This was a grueling schedule for everybody and within a few days I was being denounced—mostly in fun, I hope—as a merciless slave driver. But I must say we got through a great deal of work and kept to our schedule, for which I was very grateful to all the delegations.
We did end our work at eleven o’clock on the evening I had originally designated.
Our efforts to write a Charter or International Bill of Human Rights reached a kind of climax at the Paris sessions of the General Assembly in 1948. After our Geneva meeting we made steady progress on the Declaration, despite many controversies with the delegates from Communist countries.
Dr. Pavlov was a member of the commission and delivered many long propaganda harangues that appeared to be more for the purpose of publicizing the Communist point of view than in the hope of making changes in the Declaration. He was an orator of great power; his words rolled out of his black beard like a river, and stopping him was difficult. Usually, we had to sit and listen, but on one occasion it seemed to me that the rash accusations he brought against the United States and Great Britain were proving a real detriment to our work. Dr. Pavlov knew that most of us were getting tired of listening, but toward the end of one week when we were preparing to recess he began speaking again. He seemed likely to go on forever, but I watched him closely until he had to pause for breath. Then I banged the gavel so hard that the other delegates jumped in surprise and, before he could continue, I got in a few words of my own.
“We are here,” I said, “to devise ways of safeguarding human rights. We are not here to attack each other’s governments, and I hope when we return on Monday the delegate of the Soviet Union will remember that!” I banged the gavel again. “Meeting adjourned!”
Eventually we completed a draft of the Universal Declaration of Human Rights that we foolishly felt would be quickly accepted by the General Assembly, which was meeting in Paris in the autumn of 1948.
“I believe,” General Marshall, who had become secretary of state, said before we left for Paris, “that this session of the General Assembly will be remembered as the human rights session.”
As the session opened I was full of confidence that we could quickly get the Declaration through the formal hearings before Committee Three and have it approved by the Assembly. My confidence was soon gone. We worked for two months, often until late at night, debating every single word of that draft Declaration over and over again before Committee Three would approve its transmission to the General Assembly.
During this time I made a trip to Germany, at the request of General Lucius Clay, who asked me to address a group of German women doctors at Stuttgart. This was not an easy assignment. There had been, during the conflict with Hitler, a considerable campaign of hatred in Germany directed against me personally because I had spoken out as strongly as I could against most of the things represented by nazism, including the persecution of Jewish people. Furthermore, any occupation force, whether good or bad, just or unjust, is detested by the people it rules, and I have never had reason to believe that an exception is made of American troops. General Clay, however, was trying with considerable success to carry out a difficult assignment in Germany and he told me he believed it might be helpful if I spoke to the women in Stuttgart. So, of course, I agreed to do so.

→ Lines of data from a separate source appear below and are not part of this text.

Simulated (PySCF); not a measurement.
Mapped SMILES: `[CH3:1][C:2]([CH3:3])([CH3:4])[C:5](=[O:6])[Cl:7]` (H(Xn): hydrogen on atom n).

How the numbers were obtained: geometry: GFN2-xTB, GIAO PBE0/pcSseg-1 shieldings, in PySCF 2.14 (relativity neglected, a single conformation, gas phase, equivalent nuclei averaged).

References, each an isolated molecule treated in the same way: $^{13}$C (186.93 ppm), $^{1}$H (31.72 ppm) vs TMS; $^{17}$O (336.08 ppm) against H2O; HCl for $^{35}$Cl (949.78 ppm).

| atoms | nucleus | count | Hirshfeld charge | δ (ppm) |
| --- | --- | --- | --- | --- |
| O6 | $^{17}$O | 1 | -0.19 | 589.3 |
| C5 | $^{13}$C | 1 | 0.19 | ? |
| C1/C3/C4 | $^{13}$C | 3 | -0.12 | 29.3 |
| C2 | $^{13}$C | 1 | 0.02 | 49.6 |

There was a large crowd at the Stuttgart meeting, and, as I had feared, the women were cool and reserved if not bitter toward me when I arrived at the dinner. I had no intention of letting their coldness prevent me from saying certain things I had in my mind, so I began with a denunciation of the Nazi philosophy and actions. I made it as strong as I could and I expressed the opinion that the German people must bear their share of the blame. I had not expected my audience to be pleased by such remarks and they were not. The atmosphere became cooler.
Then I talked to them more approvingly. At that time the Russians were blockading Berlin, cutting off all coal and other supplies that moved over the normal land routes and forcing the United States to organize a gigantic airlift to supply West Berlin. The purpose of the Soviets was to force the Western powers to move out of Berlin. In this crisis the German people had acted magnificently and I praised them for supporting the democracies and defying the Communist power. I talked about the future, the recovery of Germany under a democratic form of government, and the hope that the United Nations would mean the end of international wars. Slowly the audience warmed up and I could feel a change of attitude as I concluded: “And now I extend to you the hand of friendship and cooperation.”
On this trip I lunched with the women doctors and they told me about their problems with their own German refugees, who had to live on the German economy because they were German citizens but could not at that time of hardship find work. They were existing under miserable and dangerous conditions. I was also told of the difficulties of tracing children taken by Hitler from conquered Poland and other lands, under his plan of destroying their nationality. As the records were found, an effort was being made to restore the children to their families. Many of them did not even know they were not of German birth.
I stayed only a little more than a day in Stuttgart but the visit taught me much and I returned with zest to the work of the Third Committee of the General Assembly.
In the final vote in Committee Three, on presenting the Declaration to the Assembly, the delegates from four Moslem countries abstained, explaining that they believed the article on religious freedom was contrary to the Koran. We consulted Sir Zafrulla Khan, the foreign minister of Pakistan, the largest Moslem nation.
“It is my opinion,” he declared, “that our Pakistan delegate has misinterpreted the Koran. I understand the Koran to say: ‘He who can believe shall believe; he who cannot believe shall disbelieve; the only unforgiveable sin is to be a hypocrite.’ I shall vote for acceptance of the Universal Declaration of Human Rights.”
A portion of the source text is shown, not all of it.